5 Moving Abroad Mistakes That Cost Me Time and Money

Moving abroad was one of the best decisions I ever made — but I also made some expensive mistakes. A year and a half ago I left England for the Dominican Republic, and then ended up relocating to Brazil, and along the way I learned a lot about what not to do when choosing a new country to live in.

If you’re thinking about moving abroad, these five lessons could save you months of stress and several thousand dollars. The biggest one is simple: don’t choose a place based only on a holiday visit.

1. A holiday destination is not the same as a place to live

Packed suitcase, passport, and travel documents symbolizing international relocation and the excitement of moving abroad to a new country

Our first mistake was choosing Punta Cana because it looked perfect on a short scouting trip. We stayed in five-star all-inclusive hotels, loved the beaches, and assumed everyday life would feel the same.

It didn’t.

Once we moved there, the reality was very different: fewer public beaches, limited family-friendly green spaces, more gated-community living than we wanted, and a lot less to do outside the resort bubble. That’s the problem with planning a move from a holiday perspective — you see the best version of the place, not the version you’ll live with every day.

What to do instead

  • Stay in an Airbnb or long-stay apartment, not a hotel.
  • Buy groceries and cook at home.
  • Visit schools, parks, supermarkets, and local neighbourhoods.
  • Spend time outside tourist areas and see how daily life actually works.

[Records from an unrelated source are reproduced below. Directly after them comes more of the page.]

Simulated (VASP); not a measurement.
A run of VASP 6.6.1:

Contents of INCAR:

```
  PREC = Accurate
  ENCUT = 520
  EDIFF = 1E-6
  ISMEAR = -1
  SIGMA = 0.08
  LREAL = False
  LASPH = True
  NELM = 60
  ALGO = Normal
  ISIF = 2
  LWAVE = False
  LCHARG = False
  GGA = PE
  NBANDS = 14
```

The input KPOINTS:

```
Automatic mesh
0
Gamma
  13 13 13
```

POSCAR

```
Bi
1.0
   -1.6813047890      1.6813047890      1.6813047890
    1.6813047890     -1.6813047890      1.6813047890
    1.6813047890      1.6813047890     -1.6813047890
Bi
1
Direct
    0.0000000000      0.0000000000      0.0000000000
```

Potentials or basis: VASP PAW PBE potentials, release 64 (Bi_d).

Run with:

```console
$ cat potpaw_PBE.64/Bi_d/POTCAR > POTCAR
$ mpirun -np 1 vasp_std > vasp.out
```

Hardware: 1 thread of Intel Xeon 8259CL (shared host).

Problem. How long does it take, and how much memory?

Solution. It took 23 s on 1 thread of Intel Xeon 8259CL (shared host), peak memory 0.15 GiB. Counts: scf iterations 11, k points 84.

2. Test the place in different seasons

Our scouting trip was in February, when the weather was beautiful. When we moved in July, the heat and humidity were brutal, and that changed everything.

High temperatures, heavy humidity, constant air conditioning, and storm season made life more expensive and more stressful than we expected. Electricity bills were much higher because the air con had to run all day and night, and weather issues added another layer of uncertainty.

What to do instead

  • Visit during the hottest and wettest months.
  • Ask locals what the worst season is really like.
  • Check how often power and water go out.
  • Estimate utility bills based on real daily use, not tourist assumptions.

3. Don’t ignore transport and everyday friction

Driving in the Dominican Republic was one of the biggest stress points for us. Cars would come within inches, nobody would let you out at junctions, and road behaviour felt chaotic in a way that became exhausting with young children in the car.

That kind of daily friction matters. It affects whether you feel relaxed, whether you use a car or rely on taxis, and how safe and settled your family feels day to day.

Busy city street with dense traffic, highlighting transport challenges, commuting stress, and everyday friction expats may experience after relocating abroad.

What to do instead

  • Drive local roads yourself before committing.
  • Test rush-hour traffic.
  • Ask how people get around for school runs, groceries, and weekend trips.
  • Factor road stress into your decision, not just cost.

4. Always check hidden costs

The cost of living was not just groceries and rent. Taxes, tips, service charges, and import costs added up fast. Even simple errands could cost more than expected, and tipping felt expected far more often than we were used to.

That kind of price creep is easy to miss if you only look at headline costs. A place can look affordable on paper and still drain your budget once you add the real-life extras.

What to do instead

  • Build a budget with a buffer for taxes and fees.
  • Ask locals what they actually pay for groceries, eating out, and utilities.
  • Don’t trust the cheapest online cost-of-living estimate.
  • Add a contingency fund for unexpected relocation expenses.

5. Always have a real Plan B

Moving abroad Plan B infographic showing alternative relocation destinations including the Dominican Republic, Brazil, Portugal, and Spain, with factors such as cost of living, climate, healthcare, visas, and quality of life.

The reason we were able to move on from the Dominican Republic was that we had already done some research on alternatives. Brazil was our backup plan, and Portugal or Spain were further options if needed.

That matters because a bad move gets expensive fast. Flights, visas, deposits, shipping, and family disruption all pile up if you only start researching alternatives after things go wrong. A proper backup plan gives you breathing room.

What to include in your backup plan

  • Visa options.
  • Schooling.
  • Housing.
  • Monthly budget.
  • Climate and seasonality.
  • A realistic exit cost if you need to leave quickly.

The lesson I learned

The biggest takeaway is this: don’t move to a place because it looks amazing for two weeks. Move there because you’ve checked the boring, expensive, everyday realities too — the heat, the transport, the fees, the infrastructure, the family fit, and the plan if it doesn’t work out.

That’s what saved us in the end. We stopped planning around the holiday version of life and started planning around real life.

Practical scouting checklist

Before you relocate, try this:

  • Stay in local housing for at least 2–4 weeks.
  • Shop for groceries and cook your own meals.
  • Drive everywhere you’d normally go.
  • Visit in both good and bad weather.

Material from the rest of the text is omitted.